Conversations on the field: Dealing With The Challenges Of Zero Trust Security And How To Overcome Them.

Conversations on the field: Dealing With The Challenges Of Zero Trust Security And How To Overcome Them.

When working with clients, we often see challenges in developing and implementing a Zero Trust Security Architecture and Strategy. Adopting this approach to deliver cybersecurity services brings significant benefits that we discussed in our last post, “Your Zero Trust Security Journey Has Already Started!.” However, as we have explained then, this is a long journey, and as such, it is full of unexpected turns, challenges, and even blockers that security leaders and practitioners should anticipate and be prepared for, especially during the implementation process

Challenges of Zero Trust and how to address them

  1. Resource and budget constraints.

The Challenge. Many different parts are associated with implementing a Zero Trust Security Strategy and Architecture (Zero Trust). Thus, it can be a costly investment depending, regardless of the size of the organization. You must plan and budget for infrastructure upgrades, acquisitions, training, personnel, and new processes. Organizations with limited resources or budget constraints must allocate the necessary funds and staff to support the implementation process.

Tips to address it.

  • Develop a detailed, multi-year roadmap outlining your Zero Trust implementation’s steps, milestones, and goals. Then, break down the roadmap by year and plan your budget accordingly.
  • Once you have a roadmap and budget, you can gain executive leadership support by communicating the benefits, implementation, risks, and costs of adopting a ZTNA program. This is crucial to ensure you have the resources and support to implement the new security architecture successfully.
  1. Complexity and scalability.

The Challenge: Because of the many parts of this program, it won’t be easy to manage and implement the strategy. Furthermore, complexity scales with the organization’s size; the more system, applications, and people, and the larger the infrastructure, the more difficult it will be to identify critical assets, define controls, and manage enforcement policies across the environment.
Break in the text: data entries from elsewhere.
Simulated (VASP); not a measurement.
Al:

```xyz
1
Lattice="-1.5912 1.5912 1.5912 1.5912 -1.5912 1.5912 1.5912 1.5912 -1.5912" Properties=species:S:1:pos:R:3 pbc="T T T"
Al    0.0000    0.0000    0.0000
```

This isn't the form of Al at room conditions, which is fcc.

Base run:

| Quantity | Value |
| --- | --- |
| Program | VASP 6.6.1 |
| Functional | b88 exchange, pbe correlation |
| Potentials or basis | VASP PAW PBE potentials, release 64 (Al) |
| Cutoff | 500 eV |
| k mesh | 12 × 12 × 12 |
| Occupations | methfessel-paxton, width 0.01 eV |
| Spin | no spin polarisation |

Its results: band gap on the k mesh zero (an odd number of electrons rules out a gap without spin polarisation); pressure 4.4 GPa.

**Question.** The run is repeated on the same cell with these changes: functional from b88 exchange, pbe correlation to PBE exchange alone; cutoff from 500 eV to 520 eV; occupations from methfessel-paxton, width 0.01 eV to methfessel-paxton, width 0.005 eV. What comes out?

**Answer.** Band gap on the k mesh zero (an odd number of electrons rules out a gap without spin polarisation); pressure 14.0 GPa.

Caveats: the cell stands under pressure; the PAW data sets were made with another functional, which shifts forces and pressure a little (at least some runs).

Furthermore, legacy systems often need more security controls and visibility for a comprehensive Zero Trust implementation. The challenge is that they lack native capabilities to deliver such security requirements.

Tip to address it.

  • Assess your current infrastructure, systems, and applications to identify vulnerabilities, legacy systems, and potential areas of improvement. This assessment will help prioritize actions and determine the scope of the Zero Trust implementation. This is also part of the budgeting and road mapping process.
  • Don’t try to implement Zero Trust across your entire organization simultaneously. Instead, follow our advice in building incremental programs by implementing Zero Trust in a small. When working with clients, we usually must work hard to convince them to identify a few use cases to test during a Proof of Value (POV) in a small, isolated environment, such as a development or test environment. This will allow you to test the new security architecture and identify any problems before implementing it in your production environment. By performing a POV, we have identified that clients are missing foundational pre-requisites for building a solid Zero Trust Network Architecture (ZTNA), for example, a true Identity Provider (IdP), and in some cases, we have advised the client to pivot and focus on building that piece before moving to the next step of the ZTNA implementation.
  • Consider prioritizing the modernization of legacy systems. When systems cannot be upgraded or replaced, you need to develop a strategy for isolating them, which is part of Zero Trust Security anyway.
  1. Organizational and cross-functional culture.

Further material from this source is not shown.